Re: Try to address the DMA-buf coherency problem

Christian König <ckoenig.leichtzumerken@xxxxxxxxx> · Tue, 1 Nov 2022 18:40:43 +0100

Am 28.10.22 um 20:47 schrieb Daniel Stone:
Hi Christian,

On Fri, 28 Oct 2022 at 18:50, Christian König
<ckoenig.leichtzumerken@xxxxxxxxx> wrote:
Am 28.10.22 um 17:46 schrieb Nicolas Dufresne:
Though, its not generically possible to reverse these roles. If you want to do
so, you endup having to do like Android (gralloc) and ChromeOS (minigbm),
because you will have to allocate DRM buffers that knows about importer specific
requirements. See link [1] for what it looks like for RK3399, with Motion Vector
size calculation copied from the kernel driver into a userspace lib (arguably
that was available from V4L2 sizeimage, but this is technically difficult to
communicate within the software layers). If you could let the decoder export
(with proper cache management) the non-generic code would not be needed.
Yeah, but I can also reverse the argument:

Getting the parameters for V4L right so that we can share the image is
tricky, but getting the parameters so that the stuff is actually
directly displayable by GPUs is even trickier.

Essentially you need to look at both sides and interference to get to a
common ground, e.g. alignment, pitch, width/height, padding, etc.....

Deciding from which side to allocate from is just one step in this
process. For example most dGPUs can't display directly from system
memory altogether, but it is possible to allocate the DMA-buf through
the GPU driver and then write into device memory with P2P PCI transfers.
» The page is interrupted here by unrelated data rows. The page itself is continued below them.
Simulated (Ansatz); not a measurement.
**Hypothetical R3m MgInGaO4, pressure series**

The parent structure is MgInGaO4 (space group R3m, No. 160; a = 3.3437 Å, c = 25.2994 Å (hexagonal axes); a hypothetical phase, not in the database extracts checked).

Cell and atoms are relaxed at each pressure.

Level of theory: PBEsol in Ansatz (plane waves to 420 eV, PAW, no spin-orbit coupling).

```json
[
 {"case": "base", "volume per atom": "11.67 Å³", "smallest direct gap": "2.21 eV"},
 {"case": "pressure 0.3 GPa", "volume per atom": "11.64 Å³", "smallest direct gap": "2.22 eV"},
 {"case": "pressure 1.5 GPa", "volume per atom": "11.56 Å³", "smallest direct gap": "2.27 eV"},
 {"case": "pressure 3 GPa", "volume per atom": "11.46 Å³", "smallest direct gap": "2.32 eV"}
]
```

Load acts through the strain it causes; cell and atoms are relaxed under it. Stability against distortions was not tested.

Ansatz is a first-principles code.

So as far as I can see switching importer and exporter roles and even
having performant extra fallbacks should be a standard feature of userspace.

Another case where reversing the role is difficult is for case where you need to
multiplex the streams (let's use a camera to illustrate) and share that with
multiple processes. In these uses case, the DRM importers are volatile, which
one do you abuse to do allocation from ? In multimedia server like PipeWire, you
are not really aware if the camera will be used by DRM or not, and if something
"special" is needed in term of role inversion. It is relatively easy to deal
with matching modifiers, but using downstream (display/gpu) as an exporter is
always difficult (and require some level of abuse and guessing).
Oh, very good point! Yeah we do have use cases for this where an input
buffer is both displayed as well as encoded.
This is the main issue, yeah.

For a standard media player, they would try to allocate through V4L2
and decode through that into locally-allocated buffers. All they know
is that there's a Wayland server at the other end of a socket
somewhere which will want to import the FD. The server does give you
some hints along the way: it will tell you that importing into a
particular GPU target device is necessary as the ultimate fallback,
and importing into a particular KMS device is preferable as the
optimal path to hit an overlay.

So let's say that the V4L2 client does what you're proposing: it
allocates a buffer chain, schedules a decode into that buffer, and
passes it along to the server to import. The server fails to import
the buffer into the GPU, and tells the client this. The client then
... well, it doesn't know that it needs to allocate within the GPU
instead, but it knows that doing so might be one thing which would
make the request succeed.

But the client is just a video player. It doesn't understand how to
allocate BOs for Panfrost or AMD or etnaviv. So without a universal
allocator (again ...), 'just allocate on the GPU' isn't a useful
response to the client.

Well exactly that's the point I'm raising: The client *must* understand 
that!

See we need to be able to handle all restrictions here, coherency of the 
data is just one of them.

For example the much more important question is the location of the data 
and for this allocating from the V4L2 device is in most cases just not 
going to fly.

The more common case is that you need to allocate from the GPU and then 
import that into the V4L2 device. The background is that all dGPUs I 
know of need the data inside local memory (VRAM) to be able to scan out 
from it.

I fully understand your point about APIs like Vulkan not sensibly
allowing bracketing, and that's fine. On the other hand, a lot of
extant usecases (camera/codec -> GPU/display, GPU -> codec, etc) on
Arm just cannot fulfill complete coherency. On a lot of these
platforms, despite what you might think about the CPU/GPU
capabilities, the bottleneck is _always_ memory bandwidth, so
mandating extra copies is an absolute non-starter, and would instantly
cripple billions of devices. Lucas has been pretty gentle, but to be
more clear, this is not an option and won't be for at least the next
decade.

Well x86 pretty much has the same restrictions.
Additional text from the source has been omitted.